And since you mentioned scanning the IPv4 address space for DNS servers - I did that as well at a some point for a product I've built (and even have a patent on). The list of servers you're going to get with a naive scanning approach is not what you want. It won't include the servers you probably want (such as the customer-facing DNS servers of ISPs) and will include an insane amount of junk like home routers or weird IoT devices that expose their port 53. Hit me up via the email in my profile if you want to chat.
[1]: https://www.submarinecablemap.com/
[2]: https://resolve.rs/
A couple thoughts:
1) Nameserver “redundancy” that isn’t. All the ns1/ns2 setups that collapse onto the same provider or ASN once you follow the trail.
2) Authoritative drift. One server quietly serving an older serial or odd TTL for a while — invisible until something breaks. With global data, quirks like that become obvious.
Anyway, inspiring job. Wirewiki already feels like something that should have existed but somehow didn’t.
1) Include a link to dnsviz.net to check on the DNSSEC status of domains. They've already done all the work and it would be a nice integration.
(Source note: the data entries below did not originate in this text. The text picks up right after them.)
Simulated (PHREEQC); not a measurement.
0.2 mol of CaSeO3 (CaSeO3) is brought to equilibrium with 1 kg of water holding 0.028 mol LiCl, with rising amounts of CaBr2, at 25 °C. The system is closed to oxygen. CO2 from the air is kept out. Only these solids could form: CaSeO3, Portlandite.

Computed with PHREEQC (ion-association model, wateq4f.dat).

2) Something that I wish more DNS operators understood is the concept of shared fate between authoritative name servers. Shared fate can come in the form of same AS, same upstream, same parent domain, etc. Operators might think they have redundancy when in fact all their servers are located in the same AS, for example. If there is any way you can highlight this or show this it would be useful.
3) I didn't try looking up a phishing domain, but displaying whether a domain exists on popular block lists would be awesome.
I love your attempt at understanding all the TXT RRs that have spread across the DNS in the last 10 years. What a mess.
You're right in that this is a rabbit hole. You could spend the rest of your life building this and never actually completing it, be careful!